# An algorithm for finding the closest point to a fixed point. [closed]

Suppose I have a set of two-dimensional points, i.e., S={(y_11, y_12), (y_21, y_22), ..., (y_n1, y_n2)} and a fix point (x_1, x_2). Without calculating the distance between (x_1, x_2) and the points in S, is there any kind of efficient algorithms which can find the closest point (y_i1, y_i2) to (x_1, x_2) in S in terms of Euclidean distance. Is it possible this algorithm can be realized by vector or matrix manipulation? Thank you.

-

## closed as too localized by S. Carnahan♦Feb 16 '11 at 9:59

This question is unlikely to help any future visitors; it is only relevant to a small geographic area, a specific moment in time, or an extraordinarily narrow situation that is not generally applicable to the worldwide audience of the internet. For help making this question more broadly applicable, visit the help center.If this question can be reworded to fit the rules in the help center, please edit the question.

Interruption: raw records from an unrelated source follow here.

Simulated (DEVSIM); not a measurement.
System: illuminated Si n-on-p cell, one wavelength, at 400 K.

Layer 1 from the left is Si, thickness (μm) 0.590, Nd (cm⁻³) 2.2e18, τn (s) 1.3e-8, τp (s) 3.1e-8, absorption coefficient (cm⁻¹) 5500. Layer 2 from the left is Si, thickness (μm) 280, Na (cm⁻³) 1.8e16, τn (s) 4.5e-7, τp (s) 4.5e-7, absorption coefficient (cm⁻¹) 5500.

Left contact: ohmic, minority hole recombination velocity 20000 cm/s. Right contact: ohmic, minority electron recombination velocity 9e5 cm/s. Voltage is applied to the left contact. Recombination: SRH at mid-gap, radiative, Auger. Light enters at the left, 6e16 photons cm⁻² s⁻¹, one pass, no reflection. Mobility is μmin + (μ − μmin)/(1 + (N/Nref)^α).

Voronoi diagram. That and computational geometry are good search terms. Gerhard "Ask Me About System Design" Paseman, 2011.02.15 – Gerhard Paseman Feb 16 '11 at 3:30
The Veroni diagram is useful if you have a large collection of fixed points and are then going to find the nearest one of these fixed points for many other points, but the work to compute the Voroni diagram can't be amortized if you only need to do the nearest neighbor calculation once. – Brian Borchers Feb 16 '11 at 3:44
Brian, indeed. Since the poster has provided little motivation, all I will do is suggest an alternative. The poster will have to judge if the alternative is suitable. If the poster gives more, I will be happy to suggest a better fitting alternative. Gerhard "Will Go Only So Far" Paseman, 2011.02.15 – Gerhard Paseman Feb 16 '11 at 4:28
Without further elaboration, this question does not seem appropriate for MathOverflow. The literal answer to your question is "yes" since you can save a little time by only calculating the squares of distances. This can be implemented easily with MATLAB vector manipulation. – S. Carnahan Feb 16 '11 at 9:59

Since you haven't assumed anything about the distribution of points in S, any algorithm for this problem must examine all $n$ points, and thus take $\Omega(n)$ time. The straight forward algorithm that simply loops through the points computing the distance from the fixed point to each point in the list and then outputs the closest one is an $O(n)$ algorithm, so it's optimal.
I'm trying without success to imagine circumstances under which the simple minded algorithm for this problem would be the bottleneck in any practical program- you're almost certainly doing this as part of a larger computation that requires much more than $O(n)$ time. If that's the case, then you should probably be asking about efficient algorithms for the larger problem rather than trying to optimize this tiny part of your bigger problem.